Substituting \[U = \left( {7x + 24y} \right)\,{\text{joule}}\] in the above equation, we get,
\[ \Rightarrow F = - \left( {\dfrac{\partial }{{\partial x}}\left( {7x + 24y} \right) + \dfrac{\partial }{{\partial y}}\left( {7x + 24y} \right)} \right)\]
\[ \Rightarrow \vec F = - \left( {7\hat i + 24\hat j} \right)\,{\text{N}}\]

The acceleration of the particle is,
\[\vec a = \dfrac{{\vec F}}{m}\] , where m is the mass of the particle.
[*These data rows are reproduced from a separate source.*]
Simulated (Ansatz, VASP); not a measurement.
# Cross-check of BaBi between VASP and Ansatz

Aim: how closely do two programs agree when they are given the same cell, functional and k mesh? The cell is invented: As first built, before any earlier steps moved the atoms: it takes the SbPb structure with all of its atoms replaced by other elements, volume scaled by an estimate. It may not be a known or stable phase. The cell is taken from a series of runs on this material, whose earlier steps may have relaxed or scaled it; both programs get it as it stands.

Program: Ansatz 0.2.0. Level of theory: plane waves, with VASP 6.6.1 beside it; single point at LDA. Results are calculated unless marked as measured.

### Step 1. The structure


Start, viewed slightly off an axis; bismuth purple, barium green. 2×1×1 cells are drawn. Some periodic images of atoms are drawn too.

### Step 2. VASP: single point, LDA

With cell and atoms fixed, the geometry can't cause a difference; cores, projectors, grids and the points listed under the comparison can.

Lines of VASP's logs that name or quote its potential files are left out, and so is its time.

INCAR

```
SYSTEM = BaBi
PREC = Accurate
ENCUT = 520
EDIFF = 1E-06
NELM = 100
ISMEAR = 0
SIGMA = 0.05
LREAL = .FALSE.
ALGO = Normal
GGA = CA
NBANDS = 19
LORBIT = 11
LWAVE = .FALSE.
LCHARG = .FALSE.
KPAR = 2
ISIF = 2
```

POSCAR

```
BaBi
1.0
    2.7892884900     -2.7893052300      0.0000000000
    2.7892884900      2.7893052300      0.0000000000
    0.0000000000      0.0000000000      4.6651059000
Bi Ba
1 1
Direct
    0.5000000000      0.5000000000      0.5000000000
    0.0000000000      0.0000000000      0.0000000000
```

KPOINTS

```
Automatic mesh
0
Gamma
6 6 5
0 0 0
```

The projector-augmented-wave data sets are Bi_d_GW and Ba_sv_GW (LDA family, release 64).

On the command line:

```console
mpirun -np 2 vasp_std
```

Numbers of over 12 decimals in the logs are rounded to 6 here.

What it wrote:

Substituting \[\vec F = - \left( {7\hat i + 24\hat j} \right)\,{\text{N}}\] and \[m = 5\,kg\] in the above equation, we get,
\[\vec a = \dfrac{{ - \left( {7\hat i + 24\hat j} \right)\,}}{5}\]
\[ \Rightarrow \vec a = - \dfrac{7}{5}\hat i - \dfrac{{24}}{5}\hat j\] …… (1)

From this equation, we can write,
\[{a_x} = - \dfrac{7}{5}\,{\text{m}}{{\text{s}}^{ - 2}}\] and \[{a_y} = - \dfrac{{24}}{5}\,{\text{m}}{{\text{s}}^{ - 2}}\]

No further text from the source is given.